Marxist Germany wrote:-snip-
Hereby,
- Defines the following for the purpose of this resolution:
- An "organisation" as an entity that collects data from its users,
and and is not run by the government of the nation which the individual whose data the entity collects is from; - A "minor" as a person under the age of majority not going through a transitional period into adulthood, as determined by the home member-state of the minor;
- A "guardian" as an individual legally responsible for the protection and care of a minor;
- "personal data" as data that can be used to identify an individual;
- A "user" an individual who is not a minor; who uses or has used the services of, or is a member or has been a member of, an organisation;
- Prohibits:
- Organisations from collecting or storing the personal data of any minor without the explicit consent of their guardian except when the guardian cannot be contacted and it is not in the best interests of the minor to do so, such as cases of child abuse, or unless the business is unable to verify the age of the user;
- Organisations from collecting or storing personal data of any non-minor individual without their explicit consent except for crime prevention, such as CCTV cameras, unless the individual cannot consent and the personal data is required for an emergency, or unless the data is used exclusively for journalistic purposes;
- Organisations from using personal data collected from any individual to intentionally and maliciously cause harm or severe distress to the individual the data belongs to;
- Governments of member states from viewing the personal data of a minor, or user without explicit prior consent from both the organisation in possession of the personal data and the guardian of the minor, or user to which the data belongs, unless the user has consented to their personal data being shared with authorities as necessary, as a condition to use the services of the organisation and the personal data collected was for crime prevention, or a judicial order has been issued;
I'm sorry, but I have several issues with this. Firstly, see my strikeout in line 1(a) (Yes, I know I'm not the first one to pick up on this).

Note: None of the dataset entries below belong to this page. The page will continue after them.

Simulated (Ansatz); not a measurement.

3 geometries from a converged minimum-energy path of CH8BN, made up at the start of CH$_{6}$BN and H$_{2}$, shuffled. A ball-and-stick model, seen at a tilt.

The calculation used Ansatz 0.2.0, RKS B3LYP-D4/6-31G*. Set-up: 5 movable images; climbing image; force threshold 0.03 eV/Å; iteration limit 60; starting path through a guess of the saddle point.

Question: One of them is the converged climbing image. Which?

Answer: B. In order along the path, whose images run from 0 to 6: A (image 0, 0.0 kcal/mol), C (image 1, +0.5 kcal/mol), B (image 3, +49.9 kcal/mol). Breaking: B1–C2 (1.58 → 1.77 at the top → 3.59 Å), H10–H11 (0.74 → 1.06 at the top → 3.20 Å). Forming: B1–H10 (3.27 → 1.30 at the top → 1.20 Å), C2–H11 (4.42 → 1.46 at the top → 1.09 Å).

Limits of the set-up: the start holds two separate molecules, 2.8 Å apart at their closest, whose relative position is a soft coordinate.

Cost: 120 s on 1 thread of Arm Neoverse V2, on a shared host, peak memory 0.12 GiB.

Secondly, you seem to use the word 'user' in your first prohibition without regard to the meaning you have set; by definition, a 'user' is not a minor. To prevent data collection on a minor because a user's age cannot be verified (keeping in mind that a user cannot be a minor per your definition) makes little sense to me.
Thirdly, wouldn't 'non-minor individual' simply be a user? I can scarcely see a circumstance wherein a 'non-minor individual' whose data is being collected by an organisation does not fit the definition of a 'user'.
Your last prohibition also seems a tad dicey due to the exception made in the definition of 'organisation' for government-run entities, since it seems as though you are attempting to curtail a government's own ability to record its own data. In particular, for a government-run entity (which isn't an organisation), explicit consent from either the user or guardian is still required. It would be practically impossible to enforce, and hugely inconvenient.
The definitions/language used isn't quite right to achieve the aims of the proposal. I like the idea behind it, though.
I didn't find anything objectionable in the mandate section. I am against this proposal, mainly for the reasons outlined above.